Alternative??
thinkwild said:
As Bob Mackenzie was reporting, the owners plan may be to not use replacement players at all, but rather just to continue the lockout another year. Perhaps McCabes comment really irked them, and they decided then to put it to the test. After all, that is the only way they can win power back. Hopefully they also realize the folly that replacement players would do to the league.
But for whatever reason, if there is no replacement players, no draft, no hockey again next fall, and we are here one year from now, and nothing has changed ...
If this is the strategy, do you still find the owners decision making wise? Still worth it? Worth your support? Still cant find another way of saving the money?
Darkness descending faster lately.
Given the damage to the game that this prolonged lockout will bring to the NHL, the owners seem pretty set in their ways that this is the only way for them to go. They have a good gage of how much revenues will drop with a prolonged work stoppage and have made the determination that this fight with the PA is worth it.
In terms of strategy, it's the only one that will work for the owners. MacKenzie also said over a month ago that only 200 players make more than the 1.8 million average salary, leaving 500 players making less than that. Those are the ones who will crack before the likes of McCabe, Pronger, Linden, etc. That's what the Owners have to be banking on.

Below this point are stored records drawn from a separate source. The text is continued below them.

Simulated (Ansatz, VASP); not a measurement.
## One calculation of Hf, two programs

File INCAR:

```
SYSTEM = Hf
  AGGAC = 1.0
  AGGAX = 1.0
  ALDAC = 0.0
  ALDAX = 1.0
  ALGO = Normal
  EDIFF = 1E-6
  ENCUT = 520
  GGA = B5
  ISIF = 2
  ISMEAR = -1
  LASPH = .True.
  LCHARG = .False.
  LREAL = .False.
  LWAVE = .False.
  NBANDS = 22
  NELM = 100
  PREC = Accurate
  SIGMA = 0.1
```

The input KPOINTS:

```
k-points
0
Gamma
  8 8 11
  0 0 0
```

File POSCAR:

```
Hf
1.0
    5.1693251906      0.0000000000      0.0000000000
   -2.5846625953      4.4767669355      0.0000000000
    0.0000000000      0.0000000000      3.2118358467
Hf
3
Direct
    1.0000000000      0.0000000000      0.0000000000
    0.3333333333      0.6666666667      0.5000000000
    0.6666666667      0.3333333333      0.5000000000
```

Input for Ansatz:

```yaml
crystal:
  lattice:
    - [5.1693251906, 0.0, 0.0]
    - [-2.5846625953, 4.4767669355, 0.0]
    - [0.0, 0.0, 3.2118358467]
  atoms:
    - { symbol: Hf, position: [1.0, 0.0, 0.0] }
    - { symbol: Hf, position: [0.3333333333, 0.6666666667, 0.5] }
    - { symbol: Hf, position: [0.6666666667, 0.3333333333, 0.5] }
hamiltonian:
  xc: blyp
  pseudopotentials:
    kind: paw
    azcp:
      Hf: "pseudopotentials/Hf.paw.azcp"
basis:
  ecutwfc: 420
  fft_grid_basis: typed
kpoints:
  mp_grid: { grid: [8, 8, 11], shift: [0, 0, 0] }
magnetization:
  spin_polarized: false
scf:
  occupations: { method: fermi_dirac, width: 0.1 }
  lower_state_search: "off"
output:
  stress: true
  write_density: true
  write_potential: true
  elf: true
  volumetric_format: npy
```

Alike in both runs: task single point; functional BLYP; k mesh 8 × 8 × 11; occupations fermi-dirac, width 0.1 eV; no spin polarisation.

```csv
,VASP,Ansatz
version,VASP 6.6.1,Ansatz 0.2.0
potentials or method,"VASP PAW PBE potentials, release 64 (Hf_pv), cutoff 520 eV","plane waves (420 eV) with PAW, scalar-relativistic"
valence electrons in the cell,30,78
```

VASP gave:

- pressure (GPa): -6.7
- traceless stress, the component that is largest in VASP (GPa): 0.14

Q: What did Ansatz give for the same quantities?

The players collectively last season made somewhere in the 1.2 to 1.4 billion in total salary. What's the take this year going to be? Maybe 5% which is 60 to 70 million. 260 and more are overseas, so if you take 70 million over 260 players, each player would have to make an average of $270K.
I saw an episode of the Business of Sports with Bob Magowan when he had 2 agents, Mike Gillis and JP Barry, along with the former CBS sports head and former Thrasher President and current NHL board of Governor as guests. At the end of the discussion, Magowan asked Mike Gillis if the players would take 53% of the Revenues after both sides have agreed what to include as Revenue. Gillis said no. When asked the same question, but with 75% of Revenues going to the players, Gillis then changed his answer to YES.
I think that says a lot about the labour situation.